FedPak, an Indiana corporation, successfully developed and patented a machine that dispenses ice cream, frozen yogurt, and other frozen confections. On July 28, 1990, FedPak entered into a written agreement with Ventura, Inc. (a yet-to-be-formed company 1 whose role would be to develop further patentable technology for FedPak's benefit), Donald Thomas, Sr., and the appellee Stanley R. Jones, a patent attorney and entrepreneur from Hallowell, Maine. Under the agreement, Jones agreed to finance Ventura's research and development costs (at a level not to exceed $10,000 a month for 12.5 months beginning August 1, 1990) and agreed to acquire a 25% interest in Ventura (250 shares of its common stock). Jones pledged to purchase twenty FedPak machines immediately, for placement in retail outlets. FedPak agreed to "fabricate" these machines "using parts and techniques reflecting current art and [to] deliver same by August 15, 1990." The agreement further specified that "[i]f these machines are placed in retail outlets by September 1, 1990, Stan [Jones] agrees to order at that time an additional 80 FedPak machines, and FedPak agrees to deliver same by November 1, 1990." The agreement made Jones a distributor for FedPak in Texas and Maine 2 and declared that additional distributorship territories would become "irrevocably vested" after Jones ordered the additional 80 machines specified in the agreement. Additionally, the agreement authorized Jones to manufacture frozen dessert machines according to FedPak's "patents, drawings, know-how, and other confidential information," provided that Jones kept this information confidential and paid FedPak a one-time royalty of $500 for each machine manufactured pursuant to the licensing agreement.

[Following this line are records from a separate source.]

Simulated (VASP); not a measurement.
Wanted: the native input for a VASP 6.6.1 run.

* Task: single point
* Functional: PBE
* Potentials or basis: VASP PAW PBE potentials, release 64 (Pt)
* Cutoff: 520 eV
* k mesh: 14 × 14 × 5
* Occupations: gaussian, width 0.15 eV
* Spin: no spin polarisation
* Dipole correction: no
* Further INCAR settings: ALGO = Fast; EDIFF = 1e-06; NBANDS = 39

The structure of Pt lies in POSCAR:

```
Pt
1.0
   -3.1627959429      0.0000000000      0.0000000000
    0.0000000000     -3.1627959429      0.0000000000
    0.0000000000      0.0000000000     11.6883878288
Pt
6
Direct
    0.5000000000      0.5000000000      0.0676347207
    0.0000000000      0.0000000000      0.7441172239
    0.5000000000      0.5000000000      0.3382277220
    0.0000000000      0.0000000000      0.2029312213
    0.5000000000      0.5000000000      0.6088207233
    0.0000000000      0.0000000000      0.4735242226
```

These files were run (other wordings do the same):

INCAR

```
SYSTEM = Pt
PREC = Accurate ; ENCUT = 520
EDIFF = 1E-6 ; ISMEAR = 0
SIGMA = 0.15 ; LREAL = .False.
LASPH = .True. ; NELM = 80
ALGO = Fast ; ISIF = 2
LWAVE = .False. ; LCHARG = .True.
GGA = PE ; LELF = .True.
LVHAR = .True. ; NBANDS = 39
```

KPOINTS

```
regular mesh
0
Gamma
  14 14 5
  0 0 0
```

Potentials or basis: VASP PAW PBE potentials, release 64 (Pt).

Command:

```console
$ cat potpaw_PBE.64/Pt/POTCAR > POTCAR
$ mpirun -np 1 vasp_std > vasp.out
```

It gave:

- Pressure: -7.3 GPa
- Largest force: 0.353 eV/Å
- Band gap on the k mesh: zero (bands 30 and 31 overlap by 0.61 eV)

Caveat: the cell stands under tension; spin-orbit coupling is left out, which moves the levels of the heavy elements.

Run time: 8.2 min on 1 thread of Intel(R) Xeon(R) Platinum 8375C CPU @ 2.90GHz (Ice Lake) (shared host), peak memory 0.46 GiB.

In February of 1991, shortly after filing for bankruptcy under Chapter 11, FedPak brought an adversary proceeding against Jones in the bankruptcy court and alleged in its complaint that while it had delivered the initial 20 machines as required by the July 1990 agreement, "only a few [had] been Jones filed an answer and counter-claim, alleging that he had performed all of his obligations under the agreement, and that FedPak had breached the agreement by failing to supply him with the specified "know-how" information and by failing to deliver the 20 initial machines called for in the agreement. 3 Jones asked the court to declare that the agreement was valid and binding and to rule that he was entitled to make use of the intellectual property specified in the agreement, including the "know-how" information withheld by FedPak.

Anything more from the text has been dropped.